Sunday, May 31, 2015

Thomas Jefferson's Scrapbooks













In 2006, Jonathan Gross edited and introduced the world to “Thomas Jefferson’s Scrapbooks.”[1] As Richard Dixon of the Thomas Jefferson Heritage Society observed, “This is a book of Thomas Jefferson’s poetry; not poetry that he wrote, but poems that he collected. …Jefferson began the scrapbooks in 1801, and compiled them through his two terms as president. …This is not the standard Jefferson biography. The author calls it an ‘autobiography of the heart,’ and indeed it is. ”[2] Jefferson’s ‘autobiography of the heart’ contains numerous poetic references to virtue, virtuous anecdotes, and moral lessons (along with patriotic and other themes). As examples of these, see: “Patriotic Odes for the Year 1808” (p.120), “To Virtue” (p. 164),“The Choice of a Wife” (pp. 259-60), “Advice to Young Women” (p. 296),“Moral and Natural Beauty” (pp. 314-315), and “Epitaph on a Young Lady” (p. 384). Let us turn to one of these poems titled Advice to Young Women (Anonymous):

Detest disguise, remember 'tis your part
By gentle fondness to retain the heart.
Let duty, prudence, virtue, take the lead,
To fix your choice:  – but from it ne'er recede.
Abhor coquetry;  – spurn the shallow fool
Who measures out dull complements by rule,
And, without meaning, like a chattering jay;
Repeats the same dull strain throughout the day,
Are men of sense attracted by your fate?
Your well turn’d figure, or their compound grace?
Be mild and equal, moderately gay;
Your judgment rather than your wit display…
Disdain duplicity – from pride be free:
What every woman should, you then will be.

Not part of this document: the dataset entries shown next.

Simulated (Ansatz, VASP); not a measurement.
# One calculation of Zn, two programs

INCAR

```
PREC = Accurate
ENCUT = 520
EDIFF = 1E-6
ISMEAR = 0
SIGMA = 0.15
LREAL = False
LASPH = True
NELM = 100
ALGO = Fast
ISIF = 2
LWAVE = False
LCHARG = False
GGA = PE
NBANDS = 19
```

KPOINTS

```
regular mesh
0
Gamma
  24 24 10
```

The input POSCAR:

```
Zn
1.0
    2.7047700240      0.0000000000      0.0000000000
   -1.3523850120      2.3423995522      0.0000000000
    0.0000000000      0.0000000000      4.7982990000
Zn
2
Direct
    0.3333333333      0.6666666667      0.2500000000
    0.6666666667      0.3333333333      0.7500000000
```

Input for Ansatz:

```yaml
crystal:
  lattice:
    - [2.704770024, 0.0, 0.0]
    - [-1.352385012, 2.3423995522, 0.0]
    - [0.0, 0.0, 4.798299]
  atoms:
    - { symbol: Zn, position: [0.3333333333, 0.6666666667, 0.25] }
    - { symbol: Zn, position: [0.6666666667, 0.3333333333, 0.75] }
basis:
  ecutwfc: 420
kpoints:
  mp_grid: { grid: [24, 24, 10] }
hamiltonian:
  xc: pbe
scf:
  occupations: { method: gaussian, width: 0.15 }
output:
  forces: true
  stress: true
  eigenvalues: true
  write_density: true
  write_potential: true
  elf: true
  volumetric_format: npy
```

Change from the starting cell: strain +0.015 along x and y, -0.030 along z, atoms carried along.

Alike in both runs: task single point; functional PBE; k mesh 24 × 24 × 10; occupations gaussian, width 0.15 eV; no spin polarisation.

All of such poems he read, gathered, cut, pasted and compiled into four volumes during the eight years he served as President of the United States (and all the while also compiling “The Life and Morals of Jesus of Nazareth.). No small task indeed, but more momentous in regard to his pursuit of virtue, and his desire to share that pursuit with his loved ones – whom, next in importance to his daughters, were his grandchildren. As his granddaughter Ellen Randolph Coolidge reflected, “My Bible came from him, my Shakespeare, my first writing table, my first Leghorn hat, my first silk dress. …Our Grandfather seemed to read our hearts, to see our invisible wishes…” [3] His scrapbooks were most likely fashioned as much for them as they were for himself.    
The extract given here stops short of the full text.